Speech by Jonathan Evans MEP, Leader of the Conservatives in the European Parliament, on the forthcoming European Council in Thessaloniki

Strasbourg, 4th June 2003

Mr President,

I congratulate you, President-in-Office, on the progress that has been made during the Greek Presidency on progressing enlargement. The special Athens Council in April was a landmark in the history of Europe following the collapse of the Berlin Wall, and we look forward to the ten applicant states taking their rightful place in the new Europe.

However, looking at the priorities which were set out by the Presidency, two of them in particular have, sadly, been a disappointment.

First, the Lisbon process. After three years, this agenda is stalled, indeed going backwards. It is disappointing that the Presidency has been unable to persuade Governments to get their act together on an issue that is fundamental to the prosperity of people across the Union. As a result, many EU countries are looking to a future of economic stagnation and deflation.

Second, the Presidency wanted to see "the new Europe as an international motor for peace and co-operation". Of course, the Iraq crisis was a difficult one. However, the way in which, during the Greek Presidency, the 'Gang of Four' convened in April in Brussels to consider alternative defence structures to NATO, merely reinforced anti-American sentiment.

Thessaloniki will also mark the end of the Convention on the Future of Europe, when former President Giscard presents the conclusions of eighteen months of discussion. The Convention still has work to do in the coming two weeks, but I wanted to comment today on the emerging draft Articles published last week.

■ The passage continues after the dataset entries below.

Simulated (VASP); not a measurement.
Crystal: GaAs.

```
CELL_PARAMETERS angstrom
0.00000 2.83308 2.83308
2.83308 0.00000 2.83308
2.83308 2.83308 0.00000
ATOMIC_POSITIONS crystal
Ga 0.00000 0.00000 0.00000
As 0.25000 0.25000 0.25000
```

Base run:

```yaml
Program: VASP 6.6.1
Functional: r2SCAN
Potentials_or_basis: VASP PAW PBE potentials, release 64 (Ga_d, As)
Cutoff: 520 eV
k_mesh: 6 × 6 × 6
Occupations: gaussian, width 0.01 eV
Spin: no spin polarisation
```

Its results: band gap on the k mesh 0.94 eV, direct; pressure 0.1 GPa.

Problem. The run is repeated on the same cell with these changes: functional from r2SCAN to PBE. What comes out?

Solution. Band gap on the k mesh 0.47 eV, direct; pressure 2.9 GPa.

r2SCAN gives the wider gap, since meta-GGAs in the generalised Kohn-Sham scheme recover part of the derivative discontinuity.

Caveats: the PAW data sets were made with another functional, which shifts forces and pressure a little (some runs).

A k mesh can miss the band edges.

At Laeken, Heads of State and Government said: "Within the Union, the European institutions must be brought closer to its citizens". Having looked at the draft Articles in this Convention document, I fear that this noble ambition has fallen somewhat short of the mark. Indeed, I would say that, in many ways, it heads in precisely the opposite direction.

The Convention is proposing a European Union that is more centralised, more bureaucratic, in many ways less democratic and certainly more federalist than is currently the case.

I am a long-standing supporter of Britain's membership of the European Union. But, the document that Heads of Government are likely to see in Thessaloniki is one that does, in my view, change the nature of the relationship between Member States and the European Union.

In summary:

A Constitution

Incorporation of the Charter of Fundamental Rights

Legal status for the Union

A President for the EU

A Foreign Minister for the EU

The collapse of the second and third pillars

A Common Foreign and Security Policy

The eventual framing of an EU defence policy

A requirement for economic policies to be co-ordinated

Harmonisation of certain taxes

The establishment of a European Public Prosecutor

The British Government has called the Constitution a "tidying-up exercise", and therefore not worthy of being put to the people in a referendum. In contrast, the Danish Prime Minister is to submit the Constitution to a referendum because: "the EU's constitution is so new and large a document that it would be right to hold a referendum on it". 80% of the British public agrees.

The former Prime Minister of Italy, Lamberto Dini, who also sits in the Convention, has said: "The Constitution is not just an intellectual exercise. It will quickly change people's lives ... ".

This is not just a case of the British Government dismissing the right of the British people to have a say on their own future, it is also that the Convention proposals fundamentally change the relationship between the Union and the Member States and the way in which we are all governed.

For those who have cherished the concept of a United States of Europe, the blueprint has been set out by Giscard, and the debate on the consequences of this draft Constitution should be based on this fundamental fact so honestly and sincerely articulated by President Prodi and many speeches in this debate.

When the Inter-Governmental Conference begins its work later this year, my Party is determined to see that the accession states not only have a right to contribute to the discussion, they must also have a vote in Council on the crucial decisions it will take. The outcome of the IGC will impact on people in Warsaw, Prague and Budapest, just as much as London, Paris and Berlin. It is unacceptable for the EU 15 to impose a radical new Constitution on these new Member States without them having a proper, democratic role in the outcome.

We have long been the most ardent supporters of enlargement and the rights of the accession states to take their place at the European top table. But our Europe is one where diversity is celebrated, not one where countries are forced into an institutional straightjacket. We want a Europe that is democratic, prosperous, works with the United States to defend our freedoms and confront common threats. The Convention takes us down a different route to a Europe where the nation state is no longer the foundation on which the Union rests.